The GOP says candidates who received cash from the senators implicated in the report should return it. They hope this will be the issue that pushes the State Senate back into Republican hands. But Queens senator Joseph Addabbo, who is in the GOP’s crosshairs, refuses to return money he needs these final days to campaign.
"It's being used as a political football," Addabbo said.
Addabbo says Republicans have also taken money donated to their state committee from tainted leaders.
"It’s something that has plagued the election scene long before I joined the state senate. It’s something we’re definitely going to address," Addabbo said.
Senate Democrats say about $35,000 in tainted donations from lobbyists has been returned. But they remind voters it was senate Republicans who helped approve the process.
While good government advocates say campaign finance violations like this are common practice, the Aqueduct scandal is an especially big deal.
"New Yorkers should be mortified by this," said New York State League of Women Voters Legislative Director Barbara Bartoletti.

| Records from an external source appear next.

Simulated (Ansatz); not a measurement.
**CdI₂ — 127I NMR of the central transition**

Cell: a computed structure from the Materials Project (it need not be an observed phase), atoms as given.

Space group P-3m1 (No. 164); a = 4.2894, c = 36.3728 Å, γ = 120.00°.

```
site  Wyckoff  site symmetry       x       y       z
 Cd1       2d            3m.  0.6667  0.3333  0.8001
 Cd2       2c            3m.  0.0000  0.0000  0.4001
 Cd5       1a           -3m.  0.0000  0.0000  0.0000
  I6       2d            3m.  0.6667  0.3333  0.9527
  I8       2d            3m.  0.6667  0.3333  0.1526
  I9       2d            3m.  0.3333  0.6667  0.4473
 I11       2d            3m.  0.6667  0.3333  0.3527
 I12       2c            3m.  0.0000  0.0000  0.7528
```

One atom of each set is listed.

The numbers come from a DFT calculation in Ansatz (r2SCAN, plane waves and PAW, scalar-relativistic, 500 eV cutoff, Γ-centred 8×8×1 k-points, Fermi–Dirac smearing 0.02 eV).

Experts say in the end, the IG’s report may have very little effect on the senate races, especially this late in the election cycle.
"To be very blunt with you many of the people that are at least spotlighted in this report already have won their primaries, they’re New York City legislators," Bartoletti said.
Republicans, meanwhile, say the Aqueduct investigation only strengthens their message that a New York City dominated government is bad for the state.